The claim on Rowan's behalf as a third-party beneficiary of the contract between HUD and the Housing Authority is a claim based on contract. The rights of a third-party beneficiary spring from the contract and are determined by general contract law. See Restatement of Contracts §§ 142, 143; Restatement of Contracts 2d § 142, (Tent.Draft No. 3, 1967). See also G. Palmer, The Law of Restitution, § 4.11 (1978). Therefore, because Rowan seeks to recover $113,000, the district court properly ruled that it did not have jurisdiction under § 1346.
On the other hand, a claim for unjust enrichment rests on the concept of a contract implied in law, and is not contractual in nature. The Supreme Court has explicitly held: "The Tucker Act does not give a right of action against the United States in those cases where, if the transaction were between private parties, recovery could be had upon a contract implied in law." Merritt v. United States, 1925, 267 U.S. 338, 341, 45 S.Ct. 278, 279, 69 L.Ed. 643. See generally The Restatement of Restitution § 5; G. Palmer, supra, at § 1.1. This rationale is further explained in Cleveland Chair Co. v. United States, Ct.Cl. 1977, 557 F.2d 244: "Unjust enrichment . . . lacks the consensual element needed to find a contract implied in fact, and only provides support for the remedial device known as a contract implied in law, over which this court has no jurisdiction." 557 F.2d at 246. See also Algonac Manufacturing Co. v. United States, 1970, 428 F.2d 1241, 1255, 192 Ct.Cl. 649. See generally Baltimore Ohio Railroad Co. v. United States, 1923, 261 U.S. 592, 597, 43 S.Ct. 425, 426, 67 L.Ed. 816. If asserted alone, that claim might properly be litigated in a United States district court as a claim arising under the laws of the United States under § 1331.

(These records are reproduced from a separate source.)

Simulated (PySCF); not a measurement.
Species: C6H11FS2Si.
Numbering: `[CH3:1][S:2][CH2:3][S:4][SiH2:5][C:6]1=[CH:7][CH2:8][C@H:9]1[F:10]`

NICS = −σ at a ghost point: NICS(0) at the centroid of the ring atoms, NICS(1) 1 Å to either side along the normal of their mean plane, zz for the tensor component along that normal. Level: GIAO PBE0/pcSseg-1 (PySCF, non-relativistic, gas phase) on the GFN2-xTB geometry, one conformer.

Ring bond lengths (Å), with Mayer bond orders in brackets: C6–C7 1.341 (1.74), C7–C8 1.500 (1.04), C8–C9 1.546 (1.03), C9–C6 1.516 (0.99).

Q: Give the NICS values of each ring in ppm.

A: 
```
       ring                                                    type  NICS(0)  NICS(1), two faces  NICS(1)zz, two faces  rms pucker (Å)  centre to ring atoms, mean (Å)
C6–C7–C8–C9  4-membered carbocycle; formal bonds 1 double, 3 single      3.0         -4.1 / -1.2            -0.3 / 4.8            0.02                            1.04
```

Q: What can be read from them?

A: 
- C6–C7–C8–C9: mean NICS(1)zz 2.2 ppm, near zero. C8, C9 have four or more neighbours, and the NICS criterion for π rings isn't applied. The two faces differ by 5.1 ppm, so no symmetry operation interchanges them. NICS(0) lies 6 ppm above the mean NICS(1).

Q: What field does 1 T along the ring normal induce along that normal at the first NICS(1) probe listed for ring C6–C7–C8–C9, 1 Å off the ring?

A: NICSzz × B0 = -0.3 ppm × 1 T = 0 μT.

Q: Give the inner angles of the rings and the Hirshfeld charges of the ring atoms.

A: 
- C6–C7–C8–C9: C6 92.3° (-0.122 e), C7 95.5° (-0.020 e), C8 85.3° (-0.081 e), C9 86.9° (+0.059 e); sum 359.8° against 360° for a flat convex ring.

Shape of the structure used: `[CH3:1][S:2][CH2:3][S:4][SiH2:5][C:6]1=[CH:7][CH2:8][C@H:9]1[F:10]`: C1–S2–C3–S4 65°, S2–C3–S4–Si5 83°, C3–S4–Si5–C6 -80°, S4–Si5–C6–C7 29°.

However, this would only get the plaintiff into the courtroom and would not keep it there, for, unlike § 1346, § 1331 implies no general waiver of sovereign immunity. The plaintiff seeks to find the United States' consent in 42 U.S.C. § 1404a, which reads cryptically: "The United States Housing Authority may sue and be sued only with respect to its functions under the United States Housing Act of 1937, as amended, and title II of Public Law 671, Seventy-sixth Congress, approved June 28, 1940, as amended." We do not now attempt to resolve the immunity issue, for to do so would still leave the third party beneficiary claim pending. Moreover, Rowan continues to assert its contract claim as a basis for recovery in this same suit. Its insistence upon asserting both bases for recovery raises the further question: assuming that jurisdiction of the original unjust enrichment claim may be based on § 1331 and that the United States has waived its sovereign immunity, may jurisdiction of this claim carry with it jurisdiction over a contract claim in excess of $10,000 so that a federal district court has jurisdiction of both?
We note the argument that the sovereign immunity defense was raised belatedly because it is an affirmative defense and was pleaded in the motion to dismiss, but "want of consent is a fundamental defect that may be asserted at any time, and that is not subject to estoppel." Wright, Federal Courts, 3d ed., 82. United States v. Sherwood, 1941, 312 U.S. 584, 590, 61 S.Ct. 767, 771, 85 L.Ed. 1058.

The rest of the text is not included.